Congress battles for survival

BANGALORE: March 18 is the day of reckoning for old foes, the Congress and the BJP in Karnataka. Voters in Udupi-Chickmagalur Lok Sabha seat, vacated by Chief Minister D V Sadananda Gowda will
Karnataka CM Sadananda Gowda with External Affairs Minister S M Krishna
Karnataka CM Sadananda Gowda with External Affairs Minister S M Krishna

BANGALORE: March 18 is the day of reckoning for old foes, the Congress and the BJP in Karnataka. Voters in Udupi-Chickmagalur Lok Sabha seat, vacated by Chief Minister D V Sadananda Gowda will be choosing his successor in this crucial byelection. In 1978, former prime minister Indira Gandhi won the byelection from the seat, which signalled the return of the Congress party after the Emergency.

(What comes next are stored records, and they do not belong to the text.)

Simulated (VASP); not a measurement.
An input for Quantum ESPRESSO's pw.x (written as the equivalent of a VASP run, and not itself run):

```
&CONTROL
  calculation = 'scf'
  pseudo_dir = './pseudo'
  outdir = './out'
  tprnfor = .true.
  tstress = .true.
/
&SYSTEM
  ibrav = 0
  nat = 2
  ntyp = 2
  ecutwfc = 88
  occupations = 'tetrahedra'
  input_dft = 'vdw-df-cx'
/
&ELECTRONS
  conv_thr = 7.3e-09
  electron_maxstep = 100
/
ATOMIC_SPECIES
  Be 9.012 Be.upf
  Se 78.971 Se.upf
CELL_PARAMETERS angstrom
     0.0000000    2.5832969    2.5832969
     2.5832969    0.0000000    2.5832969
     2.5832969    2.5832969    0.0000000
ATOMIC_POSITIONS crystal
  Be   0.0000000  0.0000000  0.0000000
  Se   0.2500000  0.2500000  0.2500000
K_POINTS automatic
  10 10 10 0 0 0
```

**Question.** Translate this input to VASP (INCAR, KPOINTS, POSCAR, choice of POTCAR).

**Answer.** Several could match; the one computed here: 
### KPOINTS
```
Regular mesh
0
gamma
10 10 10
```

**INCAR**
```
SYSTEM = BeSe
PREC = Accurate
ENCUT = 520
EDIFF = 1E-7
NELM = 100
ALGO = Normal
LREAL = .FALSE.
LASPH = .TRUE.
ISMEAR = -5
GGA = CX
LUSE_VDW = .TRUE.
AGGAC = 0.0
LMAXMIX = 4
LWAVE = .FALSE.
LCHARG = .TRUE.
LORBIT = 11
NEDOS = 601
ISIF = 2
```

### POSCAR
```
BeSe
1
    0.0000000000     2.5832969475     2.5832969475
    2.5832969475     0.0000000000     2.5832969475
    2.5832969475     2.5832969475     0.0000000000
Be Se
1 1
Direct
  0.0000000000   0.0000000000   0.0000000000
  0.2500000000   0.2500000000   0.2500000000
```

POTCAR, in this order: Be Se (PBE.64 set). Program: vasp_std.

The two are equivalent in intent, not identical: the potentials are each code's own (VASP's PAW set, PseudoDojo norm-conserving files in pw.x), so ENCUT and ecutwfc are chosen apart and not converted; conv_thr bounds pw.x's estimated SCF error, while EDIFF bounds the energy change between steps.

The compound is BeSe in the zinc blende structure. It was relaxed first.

The UPA is desperately seeking a PR victory after the trashing it got in the state polls last week. The state BJP is trying to launder its once shiny saffron of the dirt and grime of corruption, while tackling a vengeful B S Yeddyurappa who is seeking his place in the sun once more. The results will determine the popularity of the party in Karnataka and a harbinger of things to come in 2014. It will also be  a limited referendum for its former Member of Parliament, Sadananda Gowda, who however says the result can in no way be treated as a referendum on the state government’s performance. “People will exercise their franchise based on the progress of schemes and programmes of the government,” he added. He had won Udupi-Chickmagalur by a margin of 28,000 votes.

The Congress has, therefore, unleashed a phalanx of heavy hitters in Chickmagalur. AICC President Sonia Gandhi has appointed party General Secretary and Rajya Sabha member Oscar Fernandes as chairman of the campaign committee. Four Union ministers from Karnataka—Minister for External Affairs S M Krishna, Minister for Labour and Employment Mallikarjun Kharge, Minister for Corporate Affairs Veerappa Moily and Minister of State for Railways K H Muniyappa—have pitched camp in Chickmagalur and are hitting the campaign trail. Congress candidate Jayaprakash Hegde hopes this will help. Old Karnataka hand, former chief minister and Union Minister

Krishna is addressing party meetings in Chickmagalur, Tarikere and Sringeri Assembly segments. He is also the party in-charge for the Bangalore Revenue Division consisting of about 89 Assembly seats. Krishna being a Vokkaliga leader of long standing is expected to pull in the caste votes.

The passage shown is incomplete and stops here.